ORANGE COUNTY, Fla. — Duke Energy has been forced to get involved in a Gotha neighborhood where lakefront homes have been flooded for months by having to lift a transformer submerged in waters.
Channel 9 found that the issue has persisted for years as there was a recommendation in 2007 that county leaders spend $400,000 to keep houses on dry land, but it didn't move forward.
Vice Mayor Betsy Vanderlay said she'd be asking state agencies and local government officials to do a thorough examination of the area to figure out what's causing small bodies of water such as Lake Nalley to continue to rise, but residents were still left with questions.
Stacey DeHart and her husband moved into an area home two years ago.
"We put a terrible amount of time, money, energy, blood, sweat and tears into this home," said DeHart. "We bought four and a half acres (and) currently, two and a half acres (are) under water."

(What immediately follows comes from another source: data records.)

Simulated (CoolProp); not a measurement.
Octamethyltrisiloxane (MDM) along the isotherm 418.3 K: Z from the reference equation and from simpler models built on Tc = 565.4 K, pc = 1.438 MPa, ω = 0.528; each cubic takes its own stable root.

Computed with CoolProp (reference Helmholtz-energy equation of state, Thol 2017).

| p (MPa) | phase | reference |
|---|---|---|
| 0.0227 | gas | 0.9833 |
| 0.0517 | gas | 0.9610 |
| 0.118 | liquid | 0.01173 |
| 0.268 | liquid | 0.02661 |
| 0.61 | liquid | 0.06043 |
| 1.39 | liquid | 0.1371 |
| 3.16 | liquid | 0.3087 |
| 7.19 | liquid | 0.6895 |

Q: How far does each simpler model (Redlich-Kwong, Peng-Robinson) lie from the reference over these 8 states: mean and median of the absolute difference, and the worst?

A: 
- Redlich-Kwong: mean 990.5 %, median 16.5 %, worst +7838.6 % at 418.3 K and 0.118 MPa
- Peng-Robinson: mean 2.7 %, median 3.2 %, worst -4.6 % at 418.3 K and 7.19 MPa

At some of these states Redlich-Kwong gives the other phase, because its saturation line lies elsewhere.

A county spokesperson told Channel 9 the county will not help pump the water because Lake Nalley is on private property and is surrounded by landlocked bodies of water nearby, meaning the water can't be dumped.
Residents have been blaming mismanaged stormwater and uncontrolled development as some of the primary reasons for their property being flooded.
Officials with Duke Energy even had to come out to the area to lift a transformer that was submerged underwater.
"I can't understand it," said DeHart. "It's like you are going to electrocute us, give us malaria, or you've ruined every bit of wildlife out there and you're taking our homes."